Michael Mitzenmacher: Recent Projects




Overview

I'm an applied algorithms person. I look for problems in the intersection of algorithms, networks, and information theory, but in practice I work on problems in all three areas. The Internet is a great source of problems; you need algorithms for effectively transmitting information over a complex network.

Algorithms for the Internet

If you're interested in applied algorithms, the Internet is a great source of problems. Most of my recent work in this area focuses on applications of Low-Density Parity-Check codes (see more on codes below) and Bloom filters. A Bloom filter is a data structure designed to succinctly represent a set of objects so that you can queries of the form "Is this an element of the set?" very quickly. The price you pay for the gain in speed and space is that sometimes the data structure will tell you an element is in the set when it is not. That is, there are false positives. Whenever you want to use or send a set, but the space requirements are too high, you should think about using a Bloom filter instead. This data structure has recently been suggested for several network applications, as Andrei Broder and I detail in our survey of Bloom filters in network applications. I had the opportunity to combine codes and Bloom filters while working with John Byers and the people on the Shapeshifter project at Boston University. Our SIGCOMM 2002 paper discusses how to use codes and Bloom filters to achieve informed content delivery across adaptive overlay networks. A technical report gives details about a new data structure we developed that uses a Bloom filter for fast approximate reconciliation, a useful primitive in overlay networks.

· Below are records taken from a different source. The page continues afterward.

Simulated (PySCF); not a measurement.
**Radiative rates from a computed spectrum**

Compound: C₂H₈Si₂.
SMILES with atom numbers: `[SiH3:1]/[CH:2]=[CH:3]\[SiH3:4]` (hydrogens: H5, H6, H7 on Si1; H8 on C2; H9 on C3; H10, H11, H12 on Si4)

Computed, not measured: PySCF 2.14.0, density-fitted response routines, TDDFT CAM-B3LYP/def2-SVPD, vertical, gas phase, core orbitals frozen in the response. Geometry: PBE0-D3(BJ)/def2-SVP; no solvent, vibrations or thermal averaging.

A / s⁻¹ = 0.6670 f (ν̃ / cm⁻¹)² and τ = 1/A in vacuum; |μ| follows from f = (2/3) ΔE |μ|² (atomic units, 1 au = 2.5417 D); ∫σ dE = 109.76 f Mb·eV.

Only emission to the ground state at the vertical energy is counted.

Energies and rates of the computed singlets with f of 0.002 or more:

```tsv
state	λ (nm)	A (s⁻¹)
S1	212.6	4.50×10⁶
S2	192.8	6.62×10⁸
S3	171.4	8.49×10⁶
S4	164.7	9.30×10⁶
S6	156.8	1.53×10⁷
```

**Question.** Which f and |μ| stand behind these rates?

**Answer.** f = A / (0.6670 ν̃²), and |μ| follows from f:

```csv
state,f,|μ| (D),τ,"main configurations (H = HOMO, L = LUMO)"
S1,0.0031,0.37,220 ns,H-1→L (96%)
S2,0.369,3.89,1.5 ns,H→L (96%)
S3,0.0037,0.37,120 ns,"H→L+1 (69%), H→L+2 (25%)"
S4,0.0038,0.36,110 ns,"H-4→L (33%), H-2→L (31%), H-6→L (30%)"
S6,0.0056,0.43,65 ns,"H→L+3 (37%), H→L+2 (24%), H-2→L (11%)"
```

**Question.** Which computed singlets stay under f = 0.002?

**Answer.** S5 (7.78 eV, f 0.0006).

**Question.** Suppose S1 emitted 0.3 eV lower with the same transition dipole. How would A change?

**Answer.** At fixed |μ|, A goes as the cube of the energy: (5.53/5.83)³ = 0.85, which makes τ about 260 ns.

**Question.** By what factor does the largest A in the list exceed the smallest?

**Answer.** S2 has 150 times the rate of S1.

My most recent endeavor in this area has been to consider how to combine rankings from independent sources into a global ranking, which has applications to search and meta-search. I was introduced to this area by my esteemed collaborator Cynthia Dwork (Microsoft Research, San Jose). We should have a draft up shortly of our latest results.

Codes

With Michael Luby, Amin Shokrollahi, and Dan Spielman, I co-developed Tornado codes, a particularly efficient type of low-density parity-check code for erasures. These ideas have been further developed and commercialized by the company Digital Fountain. I worked with Digital Fountain colleagues Michael Luby and John Byers on network applications for these codes, which led to some related work on congestion-control protocols for reliable multicast.

Our work also led to analyses for low-density parity-check codes over erasure channels. Richardson and Urbanke extended our analysis, leading to low-density parity-check codes that provably come very, very close to the Shannon capacity for basic channels. For this work, I am told the six of us are sharing the IEEE Information Theory Society Paper Award, but I haven't received a written confirmation yet.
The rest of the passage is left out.